Warming waters will affect fisheries


UNIVERSITY PARK, Pa. — A few degrees, on average, can make a huge difference in lakes and streams as aquatic species struggle to compete and in some cases survive. That’s why a warming climate is of concern to fisheries managers.

Wild trout

In some cases, like that of Eastern brook trout, the effects will be painfully obvious, according to Tyler Wagner, an assistant unit leader of the Pennsylvania Cooperative Fish and Wildlife Research Unit at Penn State.

Occupying only clean, cold streams, wild brook trout have been eradicated from nearly a third of their historic watersheds, and their populations have declined by more than half in an additional third of watersheds in their range in the eastern United States.

If waters in the eastern United States continue to warm, “brookies” likely will occupy only small headwater streams in northern states and Canada in coming decades, warns Wagner.


Brook trout prefer temperatures between about 52 F and 61 F and can’t live for long in water temperatures above about 75 F.

But in the case of walleyes, a cool-water species in the upper Midwest, warming lakes are expected to have a more subtle and complex influence.

Wagner and researchers from the Wisconsin Department of Natural Resources and Louisiana State University concluded that walleye recruitment success is less resilient to warming water temperatures in lakes with abundant largemouth bass populations.

Previous studies have shown that warming water temperatures seem to be the culprit, which was motivation for the study. Optimum temperature for the growth of walleye fry is about 72 F.

“Previous studies have shown that, generally, there has been a decline in walleye populations in Wisconsin, and a lot of that appears to be driven by poor recruitment in recent years,” said Wagner.

There has also been a high level of lake-to-lake variability in that pattern.

Largemouth bass

Wagner said that lakes geographically close to each other have shown different trends, so other factors are involved.

One of those factors may be the presence of largemouth bass, noted researcher Gretchen Hansen, now with the Minnesota Department of Natural Resources.

She pointed out that lakes with abundant largemouth bass populations are least likely to support successful, natural walleye recruitment.

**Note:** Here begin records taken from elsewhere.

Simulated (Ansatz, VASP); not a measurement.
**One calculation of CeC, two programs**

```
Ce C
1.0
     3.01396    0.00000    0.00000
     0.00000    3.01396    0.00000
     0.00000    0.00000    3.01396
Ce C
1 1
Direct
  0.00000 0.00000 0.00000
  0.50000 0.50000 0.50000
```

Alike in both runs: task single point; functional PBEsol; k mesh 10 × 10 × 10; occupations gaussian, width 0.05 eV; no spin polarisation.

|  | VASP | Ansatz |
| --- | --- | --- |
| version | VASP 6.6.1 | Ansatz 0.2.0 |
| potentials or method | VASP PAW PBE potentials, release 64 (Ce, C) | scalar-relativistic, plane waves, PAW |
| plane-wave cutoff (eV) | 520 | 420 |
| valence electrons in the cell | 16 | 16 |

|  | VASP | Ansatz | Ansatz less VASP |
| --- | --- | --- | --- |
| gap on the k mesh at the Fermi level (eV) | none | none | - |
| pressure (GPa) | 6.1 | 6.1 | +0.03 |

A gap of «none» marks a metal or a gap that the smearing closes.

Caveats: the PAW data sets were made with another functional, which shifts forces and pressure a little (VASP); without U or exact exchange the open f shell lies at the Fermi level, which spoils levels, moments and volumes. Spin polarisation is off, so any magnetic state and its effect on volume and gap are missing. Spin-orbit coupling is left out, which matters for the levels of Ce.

“Additionally, walleye recruitment is more sensitive to water temperature increases in lakes with abundant largemouth bass,” she said.

Researchers collected walleye recruitment and temperature data from 359 Wisconsin lakes and determined which ones had bass populations.

Because researchers were not able to assess relationships between fish species in this study, they can’t tell if walleye recruitment success is influenced directly by abundant largemouth bass or if largemouth bass simply benefit from the same environmental conditions that reduce the resilience of walleye recruitment.

Warmer water

Wagner explained when temperatures rise, bass experience more ideal conditions that could give them a competitive advantage over other fish species and result in increased foraging rates.

That may result in them eating more walleye fry which, along with achieving larger body sizes, allows the females to deposit more eggs.

“It’s not a good scenario for walleyes, and in many cases, it doesn’t take a large change in temperature to influence the species interactions,” he said.

“A few degrees warmer may favor bass over walleyes, and over time the largemouth populations could become dominant. Fisheries managers may have to adjust regulations and habitat-management strategies to protect walleyes,” Hansen said.